In 2006, a strong Democratic year, Sodrel’s party affiliation worked against him. Bush, the Republican-controlled Congress, and Republican Gov. Mitch Daniels were far less popular than they were in 2004, and Democrats portrayed Sodrel as a drone for the Bush administration. Sodrel tried to counter by attacking Hill as a career politician who had become a Washington lobbyist. Hill insisted that he did consulting for local businesses and was not a lobbyist. Illegal immigration loomed large during the campaign, as did social issues such as same-sex marriage, but Hill left little daylight between his and Sodrel’s positions on those matters. In early October, Hill put Sodrel on the defensive by linking him to the House GOP leaders who had failed to act quickly to punish Rep. Mark Foley, a Florida Republican who had sent sexually explicit e-mails to former congressional pages. Hill called himself “a family man with deep religious convictions,” and he ran an ad opposing gay marriage. Hill won his third match with Sodrel, 50%-45%, with a margin of 9,985 votes. His big advantage was in Bloomington-based Monroe County, where he won 63%-32%, with a lead of nearly 8,000 votes.
Since 2007, Hill’s voting record has put him almost precisely at the center of the House ideologically. He became policy co-chairman of the Blue Dog Democrats in 2009. In 2007, he won a seat on the influential Energy and Commerce Committee, where he wanted to target increased use of ethanol and biodiesel fuels and incentives for hybrid vehicles. But automaking is big business in Indiana, and Hill opposed sharply raising fuel economy standards for cars and trucks. Instead, he worked closely with the auto industry to limit the proposal. He and Rep. Lee Terry, R-Neb., sponsored a bill to set a 35-mile-per-gallon requirement for passenger cars by 2022. The industry and committee Chairman John Dingell, a Detroit-area Democrat, backed their bill. Congress ultimately enacted legislation setting that goal for all vehicles, but moved up the deadline to 2020.

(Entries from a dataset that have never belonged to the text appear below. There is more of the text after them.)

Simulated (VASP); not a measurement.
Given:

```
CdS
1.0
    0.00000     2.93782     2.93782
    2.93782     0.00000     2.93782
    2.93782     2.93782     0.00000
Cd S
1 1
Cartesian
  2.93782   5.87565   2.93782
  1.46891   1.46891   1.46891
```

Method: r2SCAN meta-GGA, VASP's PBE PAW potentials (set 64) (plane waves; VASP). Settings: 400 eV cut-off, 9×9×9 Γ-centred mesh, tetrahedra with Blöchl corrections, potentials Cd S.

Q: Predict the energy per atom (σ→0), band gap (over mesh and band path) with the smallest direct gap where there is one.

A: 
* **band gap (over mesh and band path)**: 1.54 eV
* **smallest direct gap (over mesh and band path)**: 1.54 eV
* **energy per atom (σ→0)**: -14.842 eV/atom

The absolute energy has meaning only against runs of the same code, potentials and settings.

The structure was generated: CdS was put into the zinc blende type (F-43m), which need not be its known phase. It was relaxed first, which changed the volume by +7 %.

Under pressure from party leaders, Hill voted in October 2007 to override President Bush’s veto of expanding the State Children’s Health Insurance Program; he initially voted against the bill because it raised cigarette taxes. In June 2008, Hill sponsored a bill to close loopholes in regulations for commodities, including gasoline. He voted against the bailout of the financial industry in the fall of 2008 because, he said, the legislation did not hold accountable the people responsible for the collapse of banks and other financial institutions. He later voted for the bailout of the Big Three automakers because of its impact on jobs in Indiana.
Hill and Sodrel faced each other once again in 2008, but the outcome was not nearly as close this time. Sodrel spent less than half of his 2006 total, and he had little national party help. He sought to hold Hill accountable for his 2006 campaign promises to spur the economy and reduce gas prices. Hill played up his independence in the House. He won 58%-38% and took 18 of the district’s 20 counties.